The same analysis was carried out on SnHC64 electrodes (Fig. 4), where the μ-Sn particles constitute 60 wt% of the active material.

Fig. 4 Ion-beam milled SEM cross-sections with corresponding EDS for pristine SnHC64 electrodes and cycled electrodes (1^st, 5^th, 25^th and 70^th cycle in the de-sodiated state).

These electrodes, despite showing satisfactory long-term cycling stability, exhibited slightly lower capacity retention compared to the SnHC82 electrodes (see Table 1). Cross-sectional SEM-EDS analysis was carried out to identify morphological differences upon cycling compared to the SnHC82 electrode, aiming to identify potential degradation pathways not observed for the Sn-rich anodes.

The SEM images illustrated the evolution from a smooth pristine electrode to a more porous and thicker structure following the first de-sodiation. By the end of the 5^th cycle, small nuclei of coral-like structure begin to form, though more sparsely distributed than in the SnHC82 electrode, likely due to the lower Sn content. After 25 and 70 cycles, the morphology of the SnHC64 electrodes show clear differences from the SnHC82 ones extracted at the same cycle. The Sn network formed during cycling does not extend uniformly across the electrode thickness; instead, the isolated coral-like clusters remained along with nanometric Sn particles dispersed throughout the electrode. The elongated Sn particles forming the coral-like structure appear thinner and less dense compared to those in the SnHC82 electrode after 70 cycles.

A light purple signal from Na can be detected on the surface of the cycled electrodes and around the particles indicating again the growth of a passivation layer during cycling mostly composed of Na components.
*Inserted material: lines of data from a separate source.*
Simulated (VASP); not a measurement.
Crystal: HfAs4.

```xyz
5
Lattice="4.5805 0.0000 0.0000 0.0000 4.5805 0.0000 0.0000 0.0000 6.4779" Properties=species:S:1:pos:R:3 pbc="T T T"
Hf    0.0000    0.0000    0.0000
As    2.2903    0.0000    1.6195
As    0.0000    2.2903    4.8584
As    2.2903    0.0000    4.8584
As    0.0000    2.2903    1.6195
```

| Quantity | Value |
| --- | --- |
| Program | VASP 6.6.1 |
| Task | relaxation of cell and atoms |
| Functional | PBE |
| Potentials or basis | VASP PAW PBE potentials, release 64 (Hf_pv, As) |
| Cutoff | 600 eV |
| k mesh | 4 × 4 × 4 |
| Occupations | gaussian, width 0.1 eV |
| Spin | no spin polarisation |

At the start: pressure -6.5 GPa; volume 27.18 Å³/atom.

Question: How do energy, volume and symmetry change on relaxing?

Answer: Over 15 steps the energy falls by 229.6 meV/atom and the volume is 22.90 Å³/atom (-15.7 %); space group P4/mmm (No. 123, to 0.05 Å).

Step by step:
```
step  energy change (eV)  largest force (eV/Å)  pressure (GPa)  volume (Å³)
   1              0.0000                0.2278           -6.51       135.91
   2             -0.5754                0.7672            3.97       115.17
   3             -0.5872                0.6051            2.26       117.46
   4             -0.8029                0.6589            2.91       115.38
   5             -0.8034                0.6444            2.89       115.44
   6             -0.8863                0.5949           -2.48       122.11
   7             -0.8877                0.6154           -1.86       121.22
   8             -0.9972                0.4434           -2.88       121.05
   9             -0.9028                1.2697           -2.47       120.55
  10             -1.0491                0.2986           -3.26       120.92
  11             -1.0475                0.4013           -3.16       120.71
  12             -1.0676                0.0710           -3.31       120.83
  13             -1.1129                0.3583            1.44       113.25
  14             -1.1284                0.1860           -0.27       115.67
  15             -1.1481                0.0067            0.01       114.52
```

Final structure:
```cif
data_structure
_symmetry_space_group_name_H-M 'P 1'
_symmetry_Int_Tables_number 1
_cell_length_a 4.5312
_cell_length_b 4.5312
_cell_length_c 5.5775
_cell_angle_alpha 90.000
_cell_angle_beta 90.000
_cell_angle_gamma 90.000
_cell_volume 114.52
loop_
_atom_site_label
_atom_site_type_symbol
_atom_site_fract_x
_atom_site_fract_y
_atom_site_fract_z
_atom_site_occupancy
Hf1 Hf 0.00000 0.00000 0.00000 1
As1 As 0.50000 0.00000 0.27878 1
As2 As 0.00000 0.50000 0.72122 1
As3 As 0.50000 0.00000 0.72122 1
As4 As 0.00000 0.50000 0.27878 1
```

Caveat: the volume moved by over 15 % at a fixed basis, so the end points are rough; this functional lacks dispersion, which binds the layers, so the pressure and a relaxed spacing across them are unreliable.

The different morphology for the two types of Sn-rich anodes can be attributed to the different concentrations of Sn in the electrodes. The higher amount of Sn in the SnHC82 anodes allows the formation of an extended network of interconnected elongated sub-micrometric Sn particles. In contrast, when the concentration of Sn in the active material is lower (60%), the elongated particles formed upon cycling are not close enough to connect and create an extended coral-like structure. Instead, their size appears reduced, and greater porosity develops within the bulk of the electrode, leading to a larger volumetric expansion after 70 cycles. As a result, the SnHC64 electrode is thicker than the SnHC82 after 70 cycles. The different extension of the coral-like structure in the SnHC82 and SnHC64 electrodes is confirmed by XCT analysis of the two de-sodiated electrodes cycled for 25 cycles. The XCT 3D reconstruction of the pristine and cycled SnHC82 and SnHC64 electrode, is reported in Fig. 5a and in Fig. 5b, respectively.

Fig. 5 Observation of the spatial distribution of Sn particles from phase contrast XCT of a 150 μm wide, 150 μm deep area of the pristine and cycled (a) SnHC82 and (b) SnHC64 electrodes (100 nm resolution images). (c) Orthogonal slice views of the SnHC82 and SnHC64 pristine and cycled electrodes.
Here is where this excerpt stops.